World Cup reveals TV Everywhere issue: latency

While the nearly completed World Cup soccer tournament has delivered TV Everywhere its highest usage to date, it has also laid bare an issue related to any kind of video delivered over the Internet: latency.

As GigaOM's Janko Roettgers reports, a number of those who have watched live streams of the World Cup have found them to be not so live, and have had key goal-scoring moments spoiled, either by fellow Twitter users or cheering, close-by cable watchers, who receive the TV signal as much as two full minutes beforehand.

TV Everywhere executives are very aware of the latency issue. "It's a process we're still trying to work through," noted Disney/ABC TV Group executive Andy Cheng, who oversees Watch ABC, while speaking on an industry panel in Los Angeles in June.

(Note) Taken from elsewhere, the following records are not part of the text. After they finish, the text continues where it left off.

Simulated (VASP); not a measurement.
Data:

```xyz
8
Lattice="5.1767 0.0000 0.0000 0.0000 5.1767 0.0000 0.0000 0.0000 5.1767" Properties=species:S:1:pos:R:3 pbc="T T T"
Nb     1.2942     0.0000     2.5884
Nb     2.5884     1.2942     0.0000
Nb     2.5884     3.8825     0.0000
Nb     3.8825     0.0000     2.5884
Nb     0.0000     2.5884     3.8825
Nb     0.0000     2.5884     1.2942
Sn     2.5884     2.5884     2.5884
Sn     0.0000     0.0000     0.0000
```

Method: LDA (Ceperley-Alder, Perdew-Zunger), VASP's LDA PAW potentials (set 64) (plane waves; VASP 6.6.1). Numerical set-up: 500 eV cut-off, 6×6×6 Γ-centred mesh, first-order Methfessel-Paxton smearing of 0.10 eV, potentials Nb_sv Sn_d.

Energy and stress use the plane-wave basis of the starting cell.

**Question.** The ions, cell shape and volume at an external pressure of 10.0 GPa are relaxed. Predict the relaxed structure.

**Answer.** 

And latency isn't just an issue for TV Everywhere--satellite TV, for example, can lag five seconds behind cable. But delivering Internet video simply requires more steps--encoding, formatting, filtering through content delivery networks, last-mile broadband and playback devices--each of which requires time.

This has been only a small issue so far in the early stages of TV Everywhere adoption, but could assume a bigger profile as more live sports are watched via mobile platforms.

Of course, as Roettgers noted, the latency issue has not seemed to have impacted ESPN's numbers for the World Cup, with the network reporting 829,000 unique viewers watching 36.9 million minutes per game through the end of round 16.